Thursday, September 4, 2014

Jim Gaffigan: Wisconsin and Cheese

Let's talk about cheese.

Given: Wisconsin is "America's Dairyland." We are proud of our cheese. Good stuff.

However, it has not been my experience, living in Wisconsin my entire life, that everything we eat is drowned in cheese.

Am I the exception? Are my family and friends unusual in that sense?

Don't get me wrong. I embrace the whole Cheesehead thing. I love seeing our dairy cows out in the fields, mooing and chewing - quintessential Wisconsin. Cheese is good.

Cheese Production and Consumption Facts here.

---U.S. per person cheese consumption was 32.8 pounds in 2009, a slight increase from the previous year. Cheddar cheese and mozzarella cheese remain the most popular varieties of cheese. Americans typically consume 10 pounds of cheddar and 10.6 pounds of mozzarella yearly.

Overall cheese consumption continues to increase due to its versatility and adaptability to recipes, more available varieties and more women employed outside of the home. The consumer shift from at-home food preparation to purchases of partially or fully prepared foods has also benefited cheese sales.

Another contributing factor to cheese popularity in the United States has been mainstream acceptance of ethnic cooking, such as Italian and Mexican, which use substantially more cheese. The popularity of Latino foods and Hispanic cheeses is at an all-time high.

---Increased cheese consumption can be attributed, in part, to growth in specialty, artisanal and farmstead cheeses.

---Internationally, Greece has the highest per person annual consumption of cheese, 82 pounds. Citizens of France and Germany also consume more cheese per year than Americans, 52 pounds and 45 pounds, respectively.
Cheese Statistics here.

More here.

Europeans consume way more cheese than we do. Interesting that the bloated Americans eat less.

Wisconsin produces the most cheese in the United States. It makes sense that we would highlight our product, but it's not like it's on or in all our food.
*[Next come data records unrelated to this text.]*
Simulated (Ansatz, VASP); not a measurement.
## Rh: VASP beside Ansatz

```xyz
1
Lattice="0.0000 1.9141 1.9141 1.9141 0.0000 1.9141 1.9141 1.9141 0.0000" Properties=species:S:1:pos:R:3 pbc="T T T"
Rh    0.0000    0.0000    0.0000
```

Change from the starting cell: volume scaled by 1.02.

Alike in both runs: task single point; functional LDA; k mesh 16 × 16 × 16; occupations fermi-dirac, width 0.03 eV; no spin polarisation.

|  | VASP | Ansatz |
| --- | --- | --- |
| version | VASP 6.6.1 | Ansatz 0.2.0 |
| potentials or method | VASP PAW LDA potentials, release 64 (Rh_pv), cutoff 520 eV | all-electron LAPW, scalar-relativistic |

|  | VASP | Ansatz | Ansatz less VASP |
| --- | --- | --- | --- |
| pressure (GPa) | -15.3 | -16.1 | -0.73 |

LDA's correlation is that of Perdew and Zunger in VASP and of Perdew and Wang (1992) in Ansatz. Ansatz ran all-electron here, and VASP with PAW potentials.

I don't see more cheese featured in Wisconsin restaurants, or in home-cooked meals for that matter, than in other states across the country.

Jim Gaffigan, comedian and author of the new book, Food: A Love Story, is married to a woman from Wisconsin. Obviously, he knows the state and has family ties here and he loves the cheese.

I just don't think we're that much more cheesy than other parts of the country. That's not my experience.